Data that has previously driven markets, such as earnings releases or governmental economic releases, is being increasingly arbitraged by new alternative data sources, according to a report by JP Morgan’s quantitative research group. The accelerating velocity, volume and variety of alternative data is forcing traditional asset managers to adopt quantitative methodologies.
The massive 280 page report titled “Big Data and AI Strategies: Machine Learning and Alternative Data Approach to Investing” authored by Marko Kolanovic and Rajesh T. Krishnamachari of JP Morgan’s Quantitative and Derivative Strategy team is designed to tutor asset managers in the varieties of alternative data available and the machine learning techniques used to analyze them. The message is also relevant for upstream research providers, if they wish to remain relevant.

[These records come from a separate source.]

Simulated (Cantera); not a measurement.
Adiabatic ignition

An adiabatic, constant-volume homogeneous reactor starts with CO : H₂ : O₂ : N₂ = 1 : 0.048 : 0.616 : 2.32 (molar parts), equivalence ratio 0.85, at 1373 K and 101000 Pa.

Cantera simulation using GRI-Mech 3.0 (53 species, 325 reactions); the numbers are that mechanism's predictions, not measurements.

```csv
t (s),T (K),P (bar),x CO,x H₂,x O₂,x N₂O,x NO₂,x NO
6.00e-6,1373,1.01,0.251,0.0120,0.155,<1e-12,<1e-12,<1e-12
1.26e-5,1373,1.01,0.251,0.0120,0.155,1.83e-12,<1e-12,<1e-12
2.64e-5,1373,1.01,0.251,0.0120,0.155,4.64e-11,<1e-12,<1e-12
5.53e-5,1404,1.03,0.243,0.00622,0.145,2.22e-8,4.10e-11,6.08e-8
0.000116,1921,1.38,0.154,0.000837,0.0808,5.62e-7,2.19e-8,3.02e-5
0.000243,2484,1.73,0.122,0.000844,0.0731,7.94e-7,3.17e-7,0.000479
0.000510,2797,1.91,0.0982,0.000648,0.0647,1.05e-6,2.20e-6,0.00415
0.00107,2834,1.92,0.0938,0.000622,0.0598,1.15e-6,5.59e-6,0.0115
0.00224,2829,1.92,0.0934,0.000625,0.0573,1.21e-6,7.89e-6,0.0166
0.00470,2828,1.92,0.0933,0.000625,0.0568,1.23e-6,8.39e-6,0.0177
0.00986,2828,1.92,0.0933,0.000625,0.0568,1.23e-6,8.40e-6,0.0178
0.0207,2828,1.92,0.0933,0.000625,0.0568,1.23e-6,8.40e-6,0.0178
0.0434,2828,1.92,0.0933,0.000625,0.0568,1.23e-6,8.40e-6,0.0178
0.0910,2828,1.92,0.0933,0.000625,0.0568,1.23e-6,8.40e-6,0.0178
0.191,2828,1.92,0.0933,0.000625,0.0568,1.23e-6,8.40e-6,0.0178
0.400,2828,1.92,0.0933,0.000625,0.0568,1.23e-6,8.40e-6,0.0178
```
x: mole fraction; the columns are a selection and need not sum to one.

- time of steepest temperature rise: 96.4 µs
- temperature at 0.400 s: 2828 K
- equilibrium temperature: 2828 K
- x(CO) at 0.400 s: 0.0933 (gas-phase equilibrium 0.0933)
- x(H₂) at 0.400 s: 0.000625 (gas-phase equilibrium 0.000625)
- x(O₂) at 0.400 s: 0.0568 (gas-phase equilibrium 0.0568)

Growth of alternative data[1]
According to estimates cited in the report, 90% of the data in the world today has been created in the past two years alone, and just 0.5% of the data produced is currently being analyzed in any form.
The financial industry represents approximately 15% of the $130 billion global spending on big data and its increasing use will be a driver in the forecasted growth of the big data market to $200 billion by 2020. JP Morgan estimates that asset managers are currently spending $2-3 billion on alternative data, including acquiring datasets, implementing big data technology, and hiring talent. Spending is projected to grow 10-20% annually, in line with big data growth in other industries.
As more asset managers use alternative data, pressures on traditional research processes will grow: “As more investors adopt alternative datasets, the market will start reacting faster and will increasingly anticipate traditional or ‘old’ data sources (e.g. quarterly corporate earnings, low frequency macroeconomic data, etc.). This gives an edge to quant managers and those willing to adopt and learn about new datasets and methods. Eventually, ‘old’ datasets will lose most predictive value…”
In JP Morgan’s view, short term trading is already dominated by machines and artificial intelligence technology is progressing to a point where quantitative techniques are encroaching on longer-term investing. “On a medium term investment horizon, machines are becoming increasingly relevant. Machines have the ability to quickly analyze news feeds and tweets, process earnings statements, scrape websites, and trade on these instantaneously. These strategies are already eroding the advantage of fundamental analysts, equity long-short managers and macro investors.”
Types of alternative data
JP Morgan classifies alternative data into three basic categories: data generated by individuals such as social media, product reviews, search trends; data generated by business processes including company exhaust data, commercial transaction, credit card data; and data generated by sensors such as satellite image data, foot and car traffic, ship locations.
Data generated by individuals is typically textual and unstructured. JP Morgan subdivides the category into 1) social media including websites like Twitter, Facebook, LinkedIn; 2) sites containing product reviews such as business-reviewing websites like Yelp, E-commerce groups like Amazon, and Mobile app analytics companies like App Annie; 3) web searches, and personalized data such as Google Search trends, data from personal inboxes.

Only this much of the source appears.